Zeck: Leave It Behind

Jan. 1, 2022

Moving forward in 2022.

I’m writing this right before Christmas break and beyond the many things I’m looking forward to about a holiday break, one of the biggest is the slowing down. You know that in-between week before New Year’s, where no one answers the phone or emails, and nothing is going on? 

I live for that week. It’s a guilt-free week to lay low before things ramp back up again. 

Recently I was talking to a consultant and he said he loved that week for another reason: It’s an opportunity to quiet the mind and reflect on the year. He recommended looking at everything in your shop—staffing, marketing, car count, the numbers, training—and look at it with curiosity, not with ego or contempt. Just use it as data, nothing more nothing less. 
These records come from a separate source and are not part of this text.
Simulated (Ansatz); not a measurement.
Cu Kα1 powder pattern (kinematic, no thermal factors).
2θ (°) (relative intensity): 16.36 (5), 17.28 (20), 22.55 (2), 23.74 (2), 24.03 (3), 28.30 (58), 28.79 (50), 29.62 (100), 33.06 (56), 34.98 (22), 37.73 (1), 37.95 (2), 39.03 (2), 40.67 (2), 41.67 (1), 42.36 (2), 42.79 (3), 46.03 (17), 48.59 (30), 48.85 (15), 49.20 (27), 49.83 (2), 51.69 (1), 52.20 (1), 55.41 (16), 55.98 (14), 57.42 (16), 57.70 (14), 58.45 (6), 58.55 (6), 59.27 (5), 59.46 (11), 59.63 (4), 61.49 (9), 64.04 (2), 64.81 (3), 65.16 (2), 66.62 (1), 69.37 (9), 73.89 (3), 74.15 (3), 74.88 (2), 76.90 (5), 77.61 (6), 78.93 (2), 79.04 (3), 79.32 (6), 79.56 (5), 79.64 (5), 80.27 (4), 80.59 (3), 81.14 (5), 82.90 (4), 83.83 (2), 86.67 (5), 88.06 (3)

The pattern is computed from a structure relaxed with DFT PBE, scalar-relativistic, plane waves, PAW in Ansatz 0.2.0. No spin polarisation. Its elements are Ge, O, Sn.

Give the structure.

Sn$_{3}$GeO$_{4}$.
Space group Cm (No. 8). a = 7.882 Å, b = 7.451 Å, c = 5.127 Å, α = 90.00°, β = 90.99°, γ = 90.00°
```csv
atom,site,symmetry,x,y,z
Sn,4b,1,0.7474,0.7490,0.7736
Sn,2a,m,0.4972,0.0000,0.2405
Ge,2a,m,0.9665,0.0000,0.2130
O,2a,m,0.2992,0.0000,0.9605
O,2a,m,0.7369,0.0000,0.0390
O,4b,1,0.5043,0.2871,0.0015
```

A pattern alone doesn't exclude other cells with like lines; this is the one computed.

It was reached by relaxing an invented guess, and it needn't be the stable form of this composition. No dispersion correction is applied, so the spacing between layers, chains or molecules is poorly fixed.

I like what Kevin Rains said in his column this month, about asking yourself what you want to leave behind in 2021. January is stereotypically notorious as a month for setting big goals—and then quickly abandoning them. So, before you delve too deeply into grandiose visions, start with discarding what didn’t serve you this year. Like Kevin said, that could be relationships, tasks, processes. But think critically about those; in some ways, they hold the keys to your success this year. 

It’s said insanity is doing the same things over and over and expecting a different result; how can we ever accomplish our goals if we don’t free up the space—mentally, emotionally, physically, spiritually—to focus and discard the noise? 

That’s what we wanted to leave you with this issue and it’s why we kicked off the year with a feature asking top shop owners for their brightest industry ideas. You’ll see that those ideas run the gamut but, having met all these operators personally, I know for sure that they are all focused on the big picture—clearly, to big success. 

As you read through the stories, maybe you’ll start to pick up on a subtle theme. Nearly all of the shop owners’ brightest ideas involved a pivot; for their success to take shape, they all had to let go of something that wasn’t working. That could be a leadership style, an idea about culture, or even traditional shop floor setup.

That’s what Jason Boggs has challenged us all to do this month, too; to take a look at our beliefs and ask ourselves whether any of them could be wrong. He took a look at the industry's belief that small shops can’t compete against MSOs but there are surely tons of long-held beliefs that may not be accurate any longer.

This year, don’t accept the status quo for yourself. And instead, usher in a new era of success.